When I decided to sponsor Padma two years ago, it was a great relief to her mother. Working in the fields she makes just enough money to live day-to-day and struggled to pay for the annual school admission fees. Needless to say, she was extremely grateful that I took on the responsibility of providing $240 per year for Padma’s education. As we were leaving Saboo to return to Leh, Padma’s mother grabbed my hand and placed a silver ring with a small topaz stone in my palm. The ring was scratched and worn and likely one of her few possessions. I wear this ring proudly and think of Padma’s mother … I think of how giving just a little can profoundly touch the lives of so many and at the same time reciprocate in ways that fuels the soul and warms the heart.

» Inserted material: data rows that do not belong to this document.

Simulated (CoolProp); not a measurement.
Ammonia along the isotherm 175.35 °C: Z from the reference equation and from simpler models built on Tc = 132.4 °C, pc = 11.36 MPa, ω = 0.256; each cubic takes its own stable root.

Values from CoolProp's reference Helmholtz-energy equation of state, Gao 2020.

~ Rise to the crazy barking of the packs of dogs at approx. 5am
~ Toss and turn on my thin matress and lucid dream about weird and whacky things until 6:30am
~ Get out of bed and take an Indian bucket bath to wake myself up
~ Go downstairs for breakfast in the kitchen - typically one piece of Ladakhi bread with Apricot jam. There has been a shortage of eggs recently as the road has been closed from Srinagar due to internal conflict
~ Padma and I walk hand in hand along the pathways to the bus stop downtown
~ The bus is a wild trip ... picking up little cuties left and right and just when you think you can't squeeze any more kids onto the bus a dozen more find their way aboard
~ The Hindi music blares as we bump down the streets en route to Sheh where the school is located approx. 45 minutes from Leh
~ We enter the school and the sun is scorching ... desert dry I am greeted by a multitude of smiles and 'Good Morning Madam'
~ Morning prayers in the prayer room led by a resident Monk who has the most friendly face ... the voices of the children sing the Tibetan prayers and I try to sit quietly in a cross legged position while my legs fall asleep
~ Outdoor prayers follow in the morning sun ... it resembles a military brigade somewhat ... it is so neat to watch the little ones with their palms together and their eyes closed
~ Classes begin ... I typically teach 2-3 40 minute yoga classes in the prayer room before lunch
~ You can imagine the dust and dirt on the floor from all the children wearing their shoes in this space for the past few months ... it was not so pleasant to be putting your nose into this carpet. I have managed to get it cleaned out ... much better now - whew!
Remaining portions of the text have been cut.